This October 2016 Upper Missouri Waterkeeper had the opportunity to participate in one of the more important events since the founding of our organization in 2013: the public hearing on the draft Phase II Municipal Separate Storm Sewer Systems (MS4) Permit from the state DEQ.
You might be wondering what the heck is so important about a pollution permit hearing? We’ll tell you what – that hearing represented the first time in 15 years that the Montana DEQ made a meaningful step towards addressing polluted, unhealthy urban waterways, and told cities they’re raising the bar for municipal pollution controls. We’re proud to have been a key voice helping improve this permit over the past two-years.

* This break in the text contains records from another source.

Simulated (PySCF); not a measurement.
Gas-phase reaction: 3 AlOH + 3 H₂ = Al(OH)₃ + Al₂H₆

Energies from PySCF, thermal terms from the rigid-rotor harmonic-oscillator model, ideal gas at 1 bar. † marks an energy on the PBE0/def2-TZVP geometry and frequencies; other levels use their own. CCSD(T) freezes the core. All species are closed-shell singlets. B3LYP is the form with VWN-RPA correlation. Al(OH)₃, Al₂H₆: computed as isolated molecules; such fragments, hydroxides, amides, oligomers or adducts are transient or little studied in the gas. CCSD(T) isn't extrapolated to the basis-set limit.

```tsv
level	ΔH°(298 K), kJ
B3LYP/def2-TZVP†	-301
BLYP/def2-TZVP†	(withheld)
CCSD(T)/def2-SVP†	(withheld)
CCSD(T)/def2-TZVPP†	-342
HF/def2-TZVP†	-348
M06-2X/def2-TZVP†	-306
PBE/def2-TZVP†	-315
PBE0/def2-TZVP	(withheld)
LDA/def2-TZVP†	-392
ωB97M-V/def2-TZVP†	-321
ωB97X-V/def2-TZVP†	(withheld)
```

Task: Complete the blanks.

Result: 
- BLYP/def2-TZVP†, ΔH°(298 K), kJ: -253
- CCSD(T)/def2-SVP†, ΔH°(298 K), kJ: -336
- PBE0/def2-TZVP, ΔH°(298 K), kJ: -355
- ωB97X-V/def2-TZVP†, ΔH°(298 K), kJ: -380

The Montana Phase II MS4 Permit is meant to regulate pollution that discharges directly from urban cities and, often, their suburban sprawl, to local rivers, creeks, springs, and wetlands. The good news was that the actual draft permit contained many notable improvements from past iterations: it accurately quoted most legal duties to reduce stormwater pollution and, in other cases, recognized the importance of tracking urban centers’ work restoring already polluted urban waterways. The bad news, however, was that public turn-out was almost zilch, and many stakeholders – including big cities – spoke about their continued opposition to what many see as “red-tape” or unnecessary, expensive government interference.
As a key non-governmental stakeholder, Upper Missouri Waterkeeper not only provided an exhaustive technical review of the draft permit, but also provided oral testimony on the permit’s improvements, but also its flaws. Notably, the draft permit still lacks limits on the amount of pollution that is allowed to go into already polluted, local waterways and also lacks enforceable deadlines by which these limits must be reached. These flaws are troublesome as, when it comes to water pollution controls, big cities and developed areas are scientifically-proven to be one of the biggest sources of pollution to Montana’s urban waters. In turn, as Montana’s cities grow, there is no better time than the present to raise the bar and ensure cities and counties plan for the future by protecting and improving their local water resources.
Even though the hearing is over, DEQ has yet to issue a final permit. Although the issue is technical, complicated, and most certainly abstract, Upper Missouri Waterkeeper remains 100% committed to ensuring any final permit meets critical clean water law requirements to reduce new stormwater pollution, address lingering pollution in already-impaired waterways, and above all to do so in a transparent, accountable, enforceable manner.